Public and Private Broadcasters across the World - The Race to the Top
Head of International Policy, BBC
Last week, BBC Director General Tony Hall unveiled new audience research showing the BBC to be a world beater in quality content. He outlined that the BBC’s success didn’t come at the expense of others, describing a ‘virtuous circle’, stimulated by public funding. As illustrated below, when the BBC does well, others have to compete and raise their game, challenging the BBC to aim yet higher.
The UK’s competitive success depends on the BBC, receiving just 23% of TV revenues but accounting for 43% of UK spend on original programmes, but also on highly successful commercially funded players. This includes pay-TV providers like BSkyB who invest in quality content, and a unique model for delivering public service broadcasting beyond the BBC in the publicly-owned Channel 4, and commercial channels with public service obligations, ITV and Channel 5.
In the UK, we’ve long recognised the benefits of creative competition between the BBC and commercially funded broadcasters, whether over the Saturday night schedule or the latest crime drama series. Less examined has been how such competitive dynamics play out internationally, yet it is one of the best ways to test the virtuous cycle theory.
The report we’re publishing today does just that. The analysis from Dr Jonathan Simon of Inflection Point looks at 14 markets across the globe and uses data from new and bespoke sources – with the UK as just one data point among many. It assesses the strength of both public and private provision judged by revenues, levels of investment in originations, diversity of schedule and audience perceptions of quality.
Its key finding is that where public service broadcasting is strong, commercial broadcasting is also strong. This is particularly evident in the Nordic countries, so feted for their drama success, Australia and the UK. The reverse is also true: where public broadcasters are weakened, such as in Portugal, the commercial sector is also weak. Statistically, the correlation is clear, positive and significant.These findings do not just reflect market scale and wealth. These were controlled in the analysis and the findings remained statistically significant. Nor do the findings diminish the distinctiveness of public service broadcasting. On levels of investment, diversity and quality, public broadcasters tend to lead their markets, as warranted by their public revenues.
Public–private competition, the report suggests, helps ensure the sector’s economic success, complementing the findings of a series of reports on the BBC’s overall economic impact, its contribution to growth and, just last month, the value of its global footprint.

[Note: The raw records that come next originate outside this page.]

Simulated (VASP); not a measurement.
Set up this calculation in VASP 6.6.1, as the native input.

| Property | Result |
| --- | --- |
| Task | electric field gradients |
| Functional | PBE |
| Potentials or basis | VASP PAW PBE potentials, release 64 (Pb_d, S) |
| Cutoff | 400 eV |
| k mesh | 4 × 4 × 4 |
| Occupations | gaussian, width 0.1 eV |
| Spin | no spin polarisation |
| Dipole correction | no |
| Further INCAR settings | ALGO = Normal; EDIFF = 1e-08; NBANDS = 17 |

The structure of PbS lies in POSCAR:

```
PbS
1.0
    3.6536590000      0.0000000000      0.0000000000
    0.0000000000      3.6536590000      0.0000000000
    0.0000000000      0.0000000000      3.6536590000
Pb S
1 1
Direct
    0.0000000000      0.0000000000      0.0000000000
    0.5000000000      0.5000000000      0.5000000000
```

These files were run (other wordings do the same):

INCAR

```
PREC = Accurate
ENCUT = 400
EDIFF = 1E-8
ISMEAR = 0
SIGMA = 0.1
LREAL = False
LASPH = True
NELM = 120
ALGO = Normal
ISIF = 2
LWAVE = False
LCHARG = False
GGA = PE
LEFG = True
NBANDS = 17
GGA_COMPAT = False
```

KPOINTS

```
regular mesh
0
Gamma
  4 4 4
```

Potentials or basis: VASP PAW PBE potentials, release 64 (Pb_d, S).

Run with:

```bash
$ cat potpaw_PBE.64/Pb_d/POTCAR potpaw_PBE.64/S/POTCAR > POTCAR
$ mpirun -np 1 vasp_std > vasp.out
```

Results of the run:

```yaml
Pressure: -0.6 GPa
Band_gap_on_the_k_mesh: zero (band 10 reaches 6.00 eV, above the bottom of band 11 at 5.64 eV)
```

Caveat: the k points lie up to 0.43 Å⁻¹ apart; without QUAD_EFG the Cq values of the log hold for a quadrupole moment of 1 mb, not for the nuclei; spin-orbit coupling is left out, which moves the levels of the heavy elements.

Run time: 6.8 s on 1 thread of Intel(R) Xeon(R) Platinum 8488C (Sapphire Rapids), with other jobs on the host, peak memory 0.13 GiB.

There are also creative and audience benefits.
The research suggests that public broadcasting can help avert the risk of lower standards and a ‘race to the bottom’ in increasingly competitive global markets.
Instead, strong public broadcasting spurs a ‘race to the top’ between public and commercial media, raising overall standards across the industry and leaving viewers better served by public service and commercial channels alike.